Instead, they should take partial profit and hold out for a failed delisting.

Cosco on Friday made a voluntary offer for all the shares of Cogent, saying the offer price of $1.02 is final. Cosco also does not intend to maintain the listing status of Cogent.


See: Cogent gets $1.02 per share cash offer from Cosco Shipping

Analyst Richard Leow says he is disappointed with the offer price as it does not adequately reflect the huge potential for Cogent, when it becomes a subsidiary of Cosco.

“In view of the ceiling to the market price and unjustifiably low offer price, we recommend minority shareholders to take partial profit to avoid tying up capital while the offer remains open and reject the offer,” says Leow in a Monday report.

Leow says Cosco’s offer price is only 14.9x of trailing 12-month (July 1, 2016 to June 30, 2017) EPS of 6.86 cents. The offer price is at an 8.9% discount to Phillip’s existing target price.

On the other hand, Poh Tiong Choon Logistics, arguably Cogent’s closest peer, had an offer price of $1.30, which was 23.0x of trailing 12-month from (July 1, 2016 to June 30) EPS of 5.66 cents.

In addition, the trailing price-to-earnings multiple of 14.9x does not adequately reflect the huge potential from the Jurong Island Chemical Logistics Facility (JICLF) project and China Cosco’s plans for Cogent.

As it is, Phillip has been bullish on the outlook for Cogent, arguing that the JICLF project will potentially double Cogent’s warehousing capacity. Moreover, profit margin at JICLF is expected to be higher, as it will be handling dangerous goods.

“We expect more than 40% growth in net profit in FY19. With China Cosco’s plans for Cogent to be a regional logistics player, the future for Cogent now looks even brighter,” says Leow.

Nevertheless, if Cosco receives at least 90% acceptance, trading of shares in Cogent will be suspended and Cosco will exercise its right to compulsorily acquire all the shares and delist Cogent.

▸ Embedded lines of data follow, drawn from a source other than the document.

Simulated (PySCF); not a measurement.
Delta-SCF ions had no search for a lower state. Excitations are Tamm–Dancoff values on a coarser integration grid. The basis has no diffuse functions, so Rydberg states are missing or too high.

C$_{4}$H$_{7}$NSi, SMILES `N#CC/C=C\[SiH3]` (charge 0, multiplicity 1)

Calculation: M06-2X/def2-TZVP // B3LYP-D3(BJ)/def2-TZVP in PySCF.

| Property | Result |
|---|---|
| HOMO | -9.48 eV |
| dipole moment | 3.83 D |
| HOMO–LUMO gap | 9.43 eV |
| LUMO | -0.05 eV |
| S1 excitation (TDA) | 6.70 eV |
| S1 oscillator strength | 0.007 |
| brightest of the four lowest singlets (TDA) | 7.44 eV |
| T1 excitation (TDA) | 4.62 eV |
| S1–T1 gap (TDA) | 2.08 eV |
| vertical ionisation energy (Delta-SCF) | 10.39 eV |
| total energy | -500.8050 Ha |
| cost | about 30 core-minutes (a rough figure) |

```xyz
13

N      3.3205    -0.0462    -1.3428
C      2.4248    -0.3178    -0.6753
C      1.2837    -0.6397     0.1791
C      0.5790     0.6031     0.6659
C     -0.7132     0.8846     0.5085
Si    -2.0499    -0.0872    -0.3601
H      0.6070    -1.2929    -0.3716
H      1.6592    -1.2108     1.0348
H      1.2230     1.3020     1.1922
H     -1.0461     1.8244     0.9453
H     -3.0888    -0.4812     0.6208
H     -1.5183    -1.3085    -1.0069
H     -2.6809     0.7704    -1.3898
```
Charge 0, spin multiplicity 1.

Shareholders with a combined stake of 84.33% have already given their undertaking to accept the offer. This means Cosco only requires a further 5.67% acceptance to garner the 90% required to compulsorily acquire all the shares and delist Cogent.

In addition, it is unlikely for a competing proposal to materialise as the undertaking shareholders will not be able to accept one, even if it is at a higher price than the offer price.

As such, minority shareholders should not hope for any price appreciation beyond the offer price until the offer closes.

“If the delisting is successful, minority shareholders will receive $1.02 anyway. If the delisting fails, minority shareholders will remain shareholders of Cogent, a listed-subsidiary of Cosco, and will reap the full returns and risks as China Cosco attempts to build Cogent into a regional logistics player,” concludes Leow.

Shares in Cogent are up 2.5% or 2.5 cents at $1.015 or about 15 times FY17 earnings.